SBI Holdings clarified it owns 9% of Ripple Labs, not $10B in XRP tokens. A look at what that equity stake actually means for institutional crypto positioning.

SBI Holdings CEO Yoshitaka Kitao stepped in this week to correct a widespread misunderstanding. The Japanese financial giant doesn't hold $10 billion in XRP tokens, as some reports suggested. Instead, SBI owns approximately 9% of Ripple Labs—the company behind the XRP Ledger and a growing suite of blockchain-based financial tools.
Kitao described this stake as a "hidden asset," one that doesn't fully show up in SBI's reported valuations. He pointed out that when you account for Ripple's entire ecosystem—its technology stack, global partnerships, payment infrastructure, and ventures like the RLUSD stablecoin—the figure becomes far more substantial. With Ripple's private market valuation estimated above $50 billion, that 9% equity position could be worth over $4.5 billion, potentially more depending on how future developments unfold.
There's a meaningful difference between holding tokens and holding equity. Token holdings expose an investor directly to market volatility, which can be brutal in crypto. Equity in a private company building financial infrastructure is a different bet entirely. It's tied to business growth, partnerships, adoption metrics, and long-term value creation—not to daily trading sentiment.
SBI's involvement with Ripple goes back to 2016, when the two firms launched SBI Ripple Asia. Since then, SBI has integrated XRP into remittance services through SBI Remit, participated in Ripple's $1 billion treasury initiative via Evernorth Holdings, and continued expanding its blockchain operations across Japan and Southeast Asia. The firm also recently acquired a majority stake in Singapore-based crypto exchange Coinhako, reinforcing its regional strategy.
Japan's regulatory environment has been relatively progressive when it comes to digital assets, and SBI has positioned itself at the intersection of traditional finance and blockchain innovation. The firm manages roughly ¥10 trillion in assets and has openly discussed plans to launch crypto ETFs that include both Bitcoin and XRP.

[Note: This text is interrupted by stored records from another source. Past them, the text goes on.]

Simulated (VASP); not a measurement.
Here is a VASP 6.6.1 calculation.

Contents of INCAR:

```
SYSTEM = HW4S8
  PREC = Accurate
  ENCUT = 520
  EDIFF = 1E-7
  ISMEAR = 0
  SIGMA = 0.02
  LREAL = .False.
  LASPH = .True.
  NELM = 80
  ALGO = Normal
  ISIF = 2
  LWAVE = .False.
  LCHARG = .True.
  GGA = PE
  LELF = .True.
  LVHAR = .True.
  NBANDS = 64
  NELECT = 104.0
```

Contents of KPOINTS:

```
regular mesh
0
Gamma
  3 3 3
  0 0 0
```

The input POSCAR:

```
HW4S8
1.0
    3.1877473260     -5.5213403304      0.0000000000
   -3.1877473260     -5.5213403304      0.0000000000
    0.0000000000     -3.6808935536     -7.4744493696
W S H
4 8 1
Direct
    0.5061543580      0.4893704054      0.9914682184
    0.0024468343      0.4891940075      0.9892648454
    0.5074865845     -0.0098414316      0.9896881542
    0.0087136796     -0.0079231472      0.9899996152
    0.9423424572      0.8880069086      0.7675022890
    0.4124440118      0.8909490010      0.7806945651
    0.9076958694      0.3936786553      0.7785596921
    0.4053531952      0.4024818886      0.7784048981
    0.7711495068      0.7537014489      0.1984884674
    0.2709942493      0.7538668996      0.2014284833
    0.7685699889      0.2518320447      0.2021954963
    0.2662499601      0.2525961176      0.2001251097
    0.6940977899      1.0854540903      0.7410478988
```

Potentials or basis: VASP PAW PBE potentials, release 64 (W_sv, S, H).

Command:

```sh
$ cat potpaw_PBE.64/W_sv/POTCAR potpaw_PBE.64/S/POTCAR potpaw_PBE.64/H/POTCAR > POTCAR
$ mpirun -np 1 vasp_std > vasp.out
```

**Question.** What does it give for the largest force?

What's interesting about Kitao's clarification is the timing. It came just as speculation about Ripple's potential IPO resurfaced. If Ripple ever goes public—and CEO Brad Garlinghouse has hinted at that possibility—SBI's 9% stake would become far more transparent, and potentially far more valuable. Garlinghouse recently suggested that a crypto company could eventually reach a $1 trillion valuation. If Ripple hit that mark, SBI's stake would theoretically be worth $90 billion.
That kind of scenario is speculative, but it highlights why equity positioning matters for institutions looking at crypto through a longer lens. SBI isn't gambling on short-term price pumps. They're betting on infrastructure, regulatory clarity, and institutional adoption—things that take years to play out, but carry less volatility than holding the underlying token.